Chapter 8: Building and Training an AutoEncoder

Refactoring our Auto-Encoder

face Luca Grillotti

Our implementation of MNISTAutoEncoder is a bit too long. Let’s try to make a more flexible implementation: MNISTAutoEncoderRefactored.

To do that, we will separate our model implementation into 3 different modules:

  • MNISTEncoder which compresses an image into a latent encoding
  • MNISTDecoder which tries to reconstruct the original image from that latent encoding
  • MNISTAutoEncoderRefactored which relies on MNISTEncoder and MNISTDecoder to encode and reconstruct an image

Encoder

The implementation of MNISTEncoder just performs the first operations of our MNISTAutoEncoder:

class MNISTEncoder(torch.nn.Module):
    def __init__(self, feature_space_dimensionality):
        super().__init__()

        self.linear_encoder_1 = torch.nn.Linear(in_features=1 * 28 * 28, out_features=64)
        self.linear_encoder_2 = torch.nn.Linear(in_features=64, out_features=64)
        self.linear_encoder_final = torch.nn.Linear(in_features=64, out_features=feature_space_dimensionality)

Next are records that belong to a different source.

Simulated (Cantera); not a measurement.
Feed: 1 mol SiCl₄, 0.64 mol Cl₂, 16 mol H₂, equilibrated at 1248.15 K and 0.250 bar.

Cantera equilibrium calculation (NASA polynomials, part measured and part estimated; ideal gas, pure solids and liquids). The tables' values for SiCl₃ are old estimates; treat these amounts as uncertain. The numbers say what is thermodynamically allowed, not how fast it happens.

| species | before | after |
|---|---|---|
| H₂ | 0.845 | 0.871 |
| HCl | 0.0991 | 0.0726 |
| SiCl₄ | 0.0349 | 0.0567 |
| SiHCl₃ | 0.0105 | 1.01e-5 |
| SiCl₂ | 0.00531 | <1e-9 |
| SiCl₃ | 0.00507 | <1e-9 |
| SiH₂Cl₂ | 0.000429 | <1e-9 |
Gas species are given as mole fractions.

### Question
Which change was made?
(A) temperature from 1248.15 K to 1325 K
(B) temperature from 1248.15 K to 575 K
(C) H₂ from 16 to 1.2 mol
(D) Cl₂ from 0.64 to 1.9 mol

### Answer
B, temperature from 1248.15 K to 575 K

    def forward(self, tensor_images):

        # Flattening images
        x = tensor_images.view(-1, 1 * 28 * 28)

        # Encoder --------------------

        # Encoder - Layer 1
        x = self.linear_encoder_1(x)
        x = torch.relu(x)

        # Encoder - Layer 2
        x = self.linear_encoder_2(x)
        x = torch.relu(x)

        # Encoder - Final Layer
        x = self.linear_encoder_final(x)
        # Note that there is no activation function here

        return x

Decoder

The implementation of MNISTDecoder just performs the last operations of our MNISTAutoEncoder:

class MNISTDecoder(torch.nn.Module):
    def __init__(self, feature_space_dimensionality):
        super().__init__()

        self.linear_decoder_1 = torch.nn.Linear(in_features=feature_space_dimensionality, out_features=64)
        self.linear_decoder_2 = torch.nn.Linear(in_features=64, out_features=64)
        self.linear_decoder_final = torch.nn.Linear(in_features=64, out_features=1 * 28 * 28) 


    def forward(self, tensor_encoding):

        # Decoder - Layer 1
        x = self.linear_decoder_1(tensor_encoding)
        x = torch.relu(x)

        # Decoder - Layer 2
        x = self.linear_decoder_2(x)
        x = torch.relu(x)

        # Decoder - Final Layer
        reconstruction = self.linear_decoder_final(x)


        # Putting reconstruction on the right shape (as original images)
        reconstruction = reconstruction.view(-1, 1, 28, 28)

        return reconstruction

MNISTAutoEncoderRefactored

__init__

We only need to declare our MNISTEncoder and MNISTDecoder modules in the __init__:

    def __init__(self, feature_space_dimensionality):
        super().__init__()

        self.encoder = MNISTEncoder(feature_space_dimensionality)
        self.decoder = MNISTDecoder(feature_space_dimensionality)

forward and get_encoding

Then our implementations of forward and get_encoding only need to use self.encoder and self.decoder:

    def forward(self, tensor_images):
        encoding = self.encoder(tensor_images)

        reconstruction = self.decoder(encoding)

        return reconstruction


    def get_encoding(self, tensor_images):

        encoding = self.encoder(tensor_images)

        return encoding

Way shorter and cleaner, isn’t it? ^^